Notebook for 2023-04-17
Broadening the Basin
All the methods we have so far discussed for solving nonlinear equations or optimization problems have the form
$$x_{k+1} = x_k + \alpha_k p_k$$
where $\alpha_k$ is a step size and $p_k$ is a search direction. We have described a wide variety of methods for choosing the search directions $p_k$. We have also analyzed several of these methods (or at least pointed to their analysis) under the assumption that the step sizes were chosen to be $\alpha_k = 1$ (or, in our analysis of gradient descent, $\alpha_k = \alpha$ some constant). But so far, our analyses have all come with the caveat that convergence is only assured for initial guesses that are “good enough.” We call the set of initial guesses for which a nonlinear solver or optimizer converges to a given solution $x_*$ the basin of convergence for $x_*$. In a previous lecture, we have already discussed some features that make the basin of convergence large or small for Newton and modified Newton iterations. Today we begin our discussion of globalization methods that allow us to guarantee convergence even if we lack a good enough initial guess to make our unguarded iterations converge.

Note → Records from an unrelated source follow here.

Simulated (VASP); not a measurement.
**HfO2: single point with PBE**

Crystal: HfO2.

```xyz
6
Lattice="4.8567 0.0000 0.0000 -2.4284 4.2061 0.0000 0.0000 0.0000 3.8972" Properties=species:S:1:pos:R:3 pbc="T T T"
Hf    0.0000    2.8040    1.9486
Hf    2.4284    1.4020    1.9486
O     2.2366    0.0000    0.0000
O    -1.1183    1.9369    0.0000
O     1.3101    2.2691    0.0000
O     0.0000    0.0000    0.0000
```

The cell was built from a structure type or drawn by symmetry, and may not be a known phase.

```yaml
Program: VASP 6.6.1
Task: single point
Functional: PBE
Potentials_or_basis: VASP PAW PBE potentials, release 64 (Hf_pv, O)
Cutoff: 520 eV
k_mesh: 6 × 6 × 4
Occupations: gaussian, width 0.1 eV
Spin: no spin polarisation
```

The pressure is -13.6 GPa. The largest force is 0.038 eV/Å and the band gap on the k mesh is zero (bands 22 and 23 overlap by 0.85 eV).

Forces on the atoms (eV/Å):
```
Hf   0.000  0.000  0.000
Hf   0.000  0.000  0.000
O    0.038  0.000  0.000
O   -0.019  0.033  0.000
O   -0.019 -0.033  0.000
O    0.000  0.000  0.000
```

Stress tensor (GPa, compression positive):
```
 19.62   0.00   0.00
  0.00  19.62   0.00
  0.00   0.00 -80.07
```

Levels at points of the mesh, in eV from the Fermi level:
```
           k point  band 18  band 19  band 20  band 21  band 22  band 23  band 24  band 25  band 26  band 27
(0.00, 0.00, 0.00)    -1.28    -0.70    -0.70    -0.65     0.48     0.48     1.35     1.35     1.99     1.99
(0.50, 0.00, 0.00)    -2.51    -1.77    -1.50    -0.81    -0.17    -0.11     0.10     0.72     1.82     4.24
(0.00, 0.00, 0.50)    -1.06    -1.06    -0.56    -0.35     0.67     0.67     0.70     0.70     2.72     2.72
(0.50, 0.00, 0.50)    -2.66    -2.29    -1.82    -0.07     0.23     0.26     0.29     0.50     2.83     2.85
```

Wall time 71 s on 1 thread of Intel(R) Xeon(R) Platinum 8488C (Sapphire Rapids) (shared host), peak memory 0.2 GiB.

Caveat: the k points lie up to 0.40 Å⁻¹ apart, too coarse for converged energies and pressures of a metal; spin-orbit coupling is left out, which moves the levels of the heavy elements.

In our discussion today, it will be convenient to focus on globalization by line search methods that make intelligent, adaptive choices of the step size. Informally, these methods work with any “reasonable” method for choosing search directions $p_k$ (which should at least be descent directions). An exact line search method seeks to minimize $g(\alpha) = \phi(x_k + \alpha p_k)$ by a one-dimensional optimization; but it turns out that the work required for exact line search usually does not justify the benefit. Instead, we consider inexact line search methods that choose step sizes $\alpha_k$ such that the methods:
Make significant progress in the downhill direction ($\alpha_k$ not too small).
But don’t step so far they go back uphill ($\alpha_k$ not too big).
We need to tighten and formalize these conditions a little bit in order to obtain formal convergence results, but this is the right intuition.
A series of unfortunate examples
In order to illustrate the conditions we will require – and the limits of our approach – we will first consider three illustrative examples.
The long march to infinity
Consider the one-dimensional objective function
$$\phi(x) = x \tan^{-1}(x) - \frac{1}{2} \log(1+x^2).$$
The first and second derivatives of $\phi$ are
$$\begin{aligned} \phi'(x) &= \tan^{-1}(x) \\ \phi''(x) &= \frac{1}{1+x^2}. \end{aligned}$$
This is a convex function with a unique global minimum $\phi(0) = 0$. To find this minimum, we might first consider Newton’s iteration:
$$x_{k+1} = x_k - \frac{\phi'(x)}{\phi''(x)} = x_k - (1+x_k^2) \tan^{-1}(x_k).$$
The Newton step is always in a descent direction, and the iteration converges for $|x_0| \leq \xi \approx 1.3917$; here $\xi$ is the solution to the "anti-fixed-point" equation
$$-\xi = \xi - (1+\xi^2) \tan^{-1}(\xi).$$
"ξ is 1.391745200270735; g(ξ)=0.0"
For any $|x_0| < \xi$, the iterates monotonically decrease in magnitude, For any $|x_0| > \xi$, the iterates blow up, alternating between positive and negative numbers of increasingly wild magnitudes. The Newton step always goes in the right direction, but it goes too far.
A simple fix, which works in this case, is to check for progress and cut the step in half if it is not obtained; that is, we take
$$x_{k+1} = x_k - \alpha_k \frac{\phi'(x_k)}{\phi''(x_k)}$$
where $\alpha_k$ is the first value $2^{-j}$ for $j = 0, 1, \ldots$ that guarantees $\phi(x_{k+1}) < \phi(x_k)$.
backtracking_newton1 (generic function with 1 method)
Questions
Where did the equation for $\xi$ come from?
Write a monitor function to verify that $\alpha = 1$ in the call to backtracking Newton on this problem iff $|x| < \xi$.
Obscure oscillation
As a second example, consider minimizing the polynomial
$$\phi(x) = 19x^2 - 4x^4 + \frac{7}{9} x^6.$$
The relevant derivatives are
$$\begin{aligned} \phi'(x) &= 38x - 16x^3 + \frac{14}{3} x^5 \\ \phi''(x) &= 38 - 48x^2 + \frac{70}{3} x^4. \end{aligned}$$
The function is convex — the minimum value of $\phi''(x)$ is about $13.3$ — and there is a unique global minimum at zero. So what happens if we start Newton’s iteration at $x_0 = 1.01$?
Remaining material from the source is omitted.